After almost a decade of terror fears and economic woes, Tel Aviv is quietly emerging as the Mediterranean's most unlikely capital of cool. Awash in foreign investment (and foreign travelers), the city's culinary, cultural and clubbing scenes are all reaching world-class status only without the high-end prices. Add in nearly 6 miles (10 km) of city-center beaches, year-round sunshine and easy access to Israel's popular religious sites, and the Holy Land has never been more happening.
Nowhere better exemplifies Tel Aviv's new groove than the city's oldest quarter, Neve Tzedek, which was founded more than a century ago a full two decades before Tel Aviv itself. This maze of Ottoman-era villas and artists' studios is now home to the city's first true boutique hotel, the five-room, terracotta-tiled Nina Cafe Suites, which opened last summer. Only steps away are the chic yet casual shops lining Neve Tzedek's central corridor, Shabazi Street, and cutting-edge restaurants like newcomer Catit, where Cordon Bleu-trained Meir Adoni cooks up such mod-Mediterranean delights as goose-thigh confit with plum-and-herb risotto and a rich coffee-and-chocolate sauce in a building that once housed Tel Aviv's first hotel.
The shopping continues further north in the Gan HaHashmal, Tel Aviv's grungy-glamorous neighborhood of the moment, where trendy boutiques are clustered around the city's former red-light district close to Israel's first power station. Duck into shops such as Kisim for chic leather goods, Shani Bar tel: (972-3) 560 5981 for sexy shoes, and newcomer Shine tel: (972-3) 560 1658 for industrial-sleek womenswear from Israel and Europe. Escape from the Levantine heat is a short stroll away at Gavriel, a sunlit split-level cafe and country store in the heart of Tel Aviv's historic White City.
A UNESCO World Heritage Site, the White City takes its name from Tel Aviv's vast trove of Bauhaus architecture, whose functional, boxy aesthetic arrived in the Middle East along with Jewish refugees from 1930s Europe. Today, meticulously renovated Bauhaus gems line major thoroughfares such as posh Rothschild Boulevard with its rapidly-rising I.M. Pei office tower and quaint Ahad Ha'am Street. If you like what you see, book a formal tour from the Bauhaus Center www.bauhaus-center.com or follow the crowd of mostly European early adopters and snap up one of your own Bauhaus beauties from bespoke real estate developer White City Buildings tel: (972-3) 566 8001.

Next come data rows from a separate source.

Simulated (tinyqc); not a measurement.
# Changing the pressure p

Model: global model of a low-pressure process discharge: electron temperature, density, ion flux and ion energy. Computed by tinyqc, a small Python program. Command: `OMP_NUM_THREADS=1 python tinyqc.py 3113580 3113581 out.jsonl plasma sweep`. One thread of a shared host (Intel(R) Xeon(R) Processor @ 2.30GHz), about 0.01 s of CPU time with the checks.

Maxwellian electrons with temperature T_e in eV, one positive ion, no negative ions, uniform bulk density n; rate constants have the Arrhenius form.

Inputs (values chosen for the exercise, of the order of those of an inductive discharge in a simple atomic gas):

Toast that new home or at least the azure Mediterranean sunset with an early evening drink at Shalvata tel: (972-3) 602 5008, a beach-front boite in Tel Aviv's recently renovated Old Port district. And finish the day with a late supper at Martha Kitchen and Bar tel: (972-3) 696 6843, a whitewashed downtown landmark owned by Israeli-American fashion designer Elie Tahari that serves inventive, healthful dishes such as red tuna sashimi paired with quinoa, herbs and roasted red peppers.
For a longer-lasting taste of Tel Aviv, pick up a bottle of premium Israeli wine at Derech Hayayin before heading home. Or better still, olive oil; new boutique Olia offers seven varieties of custom-crafted oils from all over Israel, including two organic blends and one sourced from Arab farmers in the West Bank.
Along with its cultural renaissance, Tel Aviv is going through a major urban upgrade, and the building frenzy is only just beginning as the city prepares for its 2009 centennial. Next up: new luxury residential towers by the likes of Philippe Starck, Richard Meier and Donald Trump, a pair of Bauhaus-inspired hotels from the owners of the celebrity-friendly Brasserie M+R, and local foodies whisper a swanky city-center bistro by top French chef Joel Robuchon. It's all a long way from the city's traditional falafel in pita. But the haute hotels and chic cuisine suggest that Tel Aviv's cool vibe is no mere passing fashion.